Pharrell Williams is a Grammy Award-winning producer and artist responsible for some of the world’s biggest hits like Snoop Dogg’s “Drop it Like it’s Hot” and Kelis’ “Milkshake” but on the stage of Manhattan’s Town Hall he proves that he’s still the backpacking nerd who found his cool through being himself.
The “Beautiful” singer is set to be the next artist-in-residence at New York University Tisch School of the Arts and on Monday (Oct. 26) he sat down for a Q&A with NYU Clive Davis Institute professor and NPR host Jason King to talk about his 20-year career in the music business.
The auditorium, filled with the university’s students, had their collective ears tuned to the 42-year-old’s words. But, the “Frontin'” singer is still shockingly uncomfortable in the spotlight — he can’t bear to listen to a list of his accomplishments and nearly goes red-in-the-face when having to watch old music videos and past fashion choices from Noreaga’s “Superthug.” And it seems he’s still coming to terms with being at the forefront as an artist.
In the hour-and-a-half conversation, the N.E.R.D. member drops several gems of advice and insightful stories on how he became the successful artist he is today. Check out a few below.
On working with Kelis:
Brazilian women — and music — were the ones who inspired “Milkshake,” and made him want to create something for the ladies who want to dance without judgement. He also shared that it was Kelis who introduced him to Prada when he was wearing all Polo everything.

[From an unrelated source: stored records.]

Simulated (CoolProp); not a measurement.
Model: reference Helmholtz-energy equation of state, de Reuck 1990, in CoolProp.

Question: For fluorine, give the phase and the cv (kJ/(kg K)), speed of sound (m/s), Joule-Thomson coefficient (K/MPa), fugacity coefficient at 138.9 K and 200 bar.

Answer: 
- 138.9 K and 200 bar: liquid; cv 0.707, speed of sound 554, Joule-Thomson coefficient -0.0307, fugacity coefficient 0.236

Seeing himself as an artist:
Pharrell is still coming to terms with seeing himself as an artist. He shared that he always saw himself as the producer who got to sneak into the music video, like a cameo, rather than the main attraction. Now, after being the forefront man for “Happy” and Daft Punk’s “Get Lucky,” he’s just starting to get used to the idea of being the center of attention.
His Mr. Magoo theory:
Skateboard P calls his songs “gifts” and insists that he’s the “Mr. Magoo of Music,” since he relayed that he stumbles upon hit songs like the ’60s cartoon character inadvertently stumbled upon trouble and adventures. “When I aim, I miss,” he said, so instead he just goes with whatever guides him. He also shared that he was surprised that “Beautiful” became a hit. Instead, he thought “From tha Chuuuch to da Palace,” would be the most popular Neptune’s song from Snoop Dogg’s Paid tha Cost to Be da Bo$$.
Advice to those trying to make it on the Top 100:
Don’t force it. “You don’t want to get famous being something you’re not,” he said. “You’re going to get tired of wearing that mask.”
Pharrell said that he is not an activist, but he does think artists (and human beings in general) have a responsibility to relay what they see in the world. “As an individual, our biggest responsibility is to be self-aware,” he said. He’s also for Hillary Clinton. “It’s time for a woman,” he said.
The full interview is set to be archived on NPR soon.